I’ve been a photographer for a long time and have a large amount of negatives, slides, prints in boxes and drawers, digital files on all sorts of discs and drives.

Every year, as evenings get shorter I commit to putting order on the chaos of what I ambitiously call my “photo archive”. At the back of my mind is an aspiration to show 40 years of work in some cohesive form; a book, an exhibition, whatever.

My efforts start well but by the time the central heating goes back on, usually early October, I’ve lost interest and before you know it, another year has gone by.

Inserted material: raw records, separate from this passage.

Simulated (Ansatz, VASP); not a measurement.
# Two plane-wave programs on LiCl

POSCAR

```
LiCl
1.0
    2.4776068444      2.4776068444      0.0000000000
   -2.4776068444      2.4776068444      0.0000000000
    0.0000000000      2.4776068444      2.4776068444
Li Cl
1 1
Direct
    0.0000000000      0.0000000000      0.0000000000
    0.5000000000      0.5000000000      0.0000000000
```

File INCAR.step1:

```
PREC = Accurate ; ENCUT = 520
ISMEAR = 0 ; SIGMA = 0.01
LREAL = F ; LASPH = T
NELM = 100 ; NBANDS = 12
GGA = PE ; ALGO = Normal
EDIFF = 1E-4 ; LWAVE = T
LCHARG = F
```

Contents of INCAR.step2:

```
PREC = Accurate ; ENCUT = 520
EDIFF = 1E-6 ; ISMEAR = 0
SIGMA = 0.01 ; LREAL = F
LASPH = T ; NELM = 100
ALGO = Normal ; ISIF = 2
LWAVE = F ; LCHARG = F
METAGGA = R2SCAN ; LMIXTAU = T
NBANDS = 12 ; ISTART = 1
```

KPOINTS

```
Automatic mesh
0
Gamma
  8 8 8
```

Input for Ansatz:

My mother was always a willing subject. On this occasion I borrowed a medium-format camera from a classmate and brought it home to Kerry for the weekend. It was a beast of a camera, a Pentax 67 that shot 6cm x 7cm negatives that yielded amazing quality. There are actually two contacts here, each with 10 frames. At the time I marked two images for enlargement, where she looks away from camera, but now that I see them again the shot of her combing her hair means a lot to me. Its something she did first thing in our kitchen every morning. All photographs: Bryan O’Brien
Using infrared film with red filters was all the rage when I was in college, and I thought it would be perfect to shoot my mate JP’s band The Switch early one morning in Dún Laoghaire. In my head I was Anton Corbijn shooting U2. The bottom half of the contact shows photos from walkabout in Phibsborough. I see a garda wearing an old-fashioned heavy coat and old old clockmaker shop that used to be on the corner of Dorset Street and Blessington Street. You might notice a piece of tape running from top to bottom. This was because I couldn’t afford 10in x 8in paper so would buy 5in x 7in and stick two sheets together
This is one of the few Irish Times-related contact sheets I have. It was part of an assignment shadowing then taoiseach Bertie Ahern over three days in May 2001. We were shooting transparency/slides at the time for The Irish Times Magazine. Access was controlled but I do remember Ahern's comfort and ease with the camera. I also remember constantly trying to keep up with or ahead of him as he raced around Government Buildings
A mish-mash of photos taken while a student at DCU in the 1980s. There’s a sort of portrait of my roommate James at the top, attempts at street photography on the quays including one half-decent picture of a young boy selling the Evening Press followed by snow scenes in Albert College Park in Glasnevin. I remember printing and framing No 26 for my girlfriend at the time. Its probably in landfill now
In December 1985 one of my lecturers, Dr Desmond Bell, brought a few of us to Derry to photograph and film the traditional burning of the Lundy effigy. This happens during the annual commemorations by the Protestant Apprentice Boys of Derry, who celebrate the shutting of the city gates in 1688 against the army of Catholic King James. Robert Lundy, the city’s governor at the time, is reviled by loyalists. This is the first of three rolls of film I shot that day and was my debut as a news photographer. I was subsequently thrilled when a set of my photographs was published in New Society magazine, to accompany a piece by Des
I bought an old film camera a few years back, and this was a kind of test roll to help me get the hang of it. The setting is my in-laws’ garden in Wexford and a tree that grows there. I've always liked the exotic shape of it. It is exotic and simple at the same time and seems wonderfully incongruous for the setting

I’ve trying again this year and am sharing this news with the hope that friends and colleagues will guilt me into staying on the wagon.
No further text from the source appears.